At least two problems with the Yeah Yeah Yeahs' just concluding set (as I was walking out of Memorial Stadium, Karen O was dedicating a "love song to Seattle"): 1. It was at 2:30 in the damn afternoon when the band clearly should have been blowing out an evening headlining set, as they did to great effect at Sasquatch. 2. At least from where I was standing (midway back to the left), Nick Zinner's guitar sounded like ass, all muddled and way too quiet and totally hollowed out in the middle range. It might have been the high winds, it might have just been where I was standing, but it sounded pretty bad. And when your band is at its core a drums-guitar-vocals trio, you really need that guitar to just slay.
Still, the band were doing everything just right, putting their all into it, like the pros they are. Karen O came out in a metallic, multi-chromatic robe and during the first song wilted down to the ground then sprang back to life dramatically, with plenty of flourishes of the cape (she is a master of wardrobe). When she removed her robe to great cheers she was wearing some kind of weird, green bodysuit underneath (more photos coming soon). Later, while singing the "take it off" chorus of "Cheated Hearts," Karen O paused to remove some kind of cowl, which maneuver caused her to miss a line or two, which made her break out laughing on the mic a bit, a nice crack in the otherwise totally in-control rock star facade.

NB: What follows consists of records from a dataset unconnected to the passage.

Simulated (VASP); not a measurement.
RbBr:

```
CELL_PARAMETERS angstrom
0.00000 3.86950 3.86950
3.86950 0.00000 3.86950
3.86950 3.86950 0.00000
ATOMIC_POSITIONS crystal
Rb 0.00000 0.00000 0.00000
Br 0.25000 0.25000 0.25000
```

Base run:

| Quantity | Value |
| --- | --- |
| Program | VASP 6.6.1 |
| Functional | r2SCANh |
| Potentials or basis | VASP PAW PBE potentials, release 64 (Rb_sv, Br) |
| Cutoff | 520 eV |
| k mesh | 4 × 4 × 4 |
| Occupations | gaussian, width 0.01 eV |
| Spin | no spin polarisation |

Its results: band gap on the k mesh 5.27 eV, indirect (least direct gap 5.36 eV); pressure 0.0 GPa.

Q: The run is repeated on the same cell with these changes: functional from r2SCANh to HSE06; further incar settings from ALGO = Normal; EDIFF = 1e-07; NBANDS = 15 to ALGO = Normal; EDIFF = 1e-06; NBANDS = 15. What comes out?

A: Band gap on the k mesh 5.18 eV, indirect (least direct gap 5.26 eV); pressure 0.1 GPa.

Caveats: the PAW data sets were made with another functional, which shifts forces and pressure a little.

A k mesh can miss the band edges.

It was a pretty slow-building set, never really hitting a peak until seven songs in, when the band played "Zero." It was the first song where the sound really felt dialed in right (notably, it was the first song they played that depended almost entirely on synths rather than guitar), with its tense, bass-rich synth arpeggio. Karen O came out wearing the leather jacket with "KO" on the back from the music video, and she kicked the song off by cheering, "party time, excellent, Seattle!" Which I guess makes Brian Chase her (with you as always) Garth Algar. As the song hit its climatic chorus, confetti shot out over the crowd, and a stagehand rolled a pair of giant, inflated eyeballs (matching the one floating behind Chase's drum kit) out over the crowd, which spent hte rest of the set bouncing them around like enormous beach balls (I hear three members of the Residents had to be killed to make those props). "Here's a real old one," she said, introducing "Miles Away."
Chase's drums sounded fine, low and booming and big, but Karen O's voice occasionally sounded kind of worn and pushed, going gravelly and growly like she was really pressing it at times. The thin guitar never really improved, although song with more synth or piano tended to sound fine. Just as the band seemed starting to lose steam and the rain came back, they launched into the epic dance-floor killer "Heads Will Roll." It should've just buried the crowd in its descending chorus, but again it just sounded kind of anemic, especially compared to that Sasquatch set. Next was "Y-Control," kicked off with an extended, mellowed out intro to make the beat drop that much harder. Leaving Memorial Stadium, the guitar sounded a little better on the right hand side, closer to the stage, but it really should have been dialed in to destroy the cheap seats. Last thing I heard was Karen O dedicating a new "love song to Seattle"; I hope for Seattle's sake it was a synth number. (And too bad those rumors about a secret show tonight aren't true...)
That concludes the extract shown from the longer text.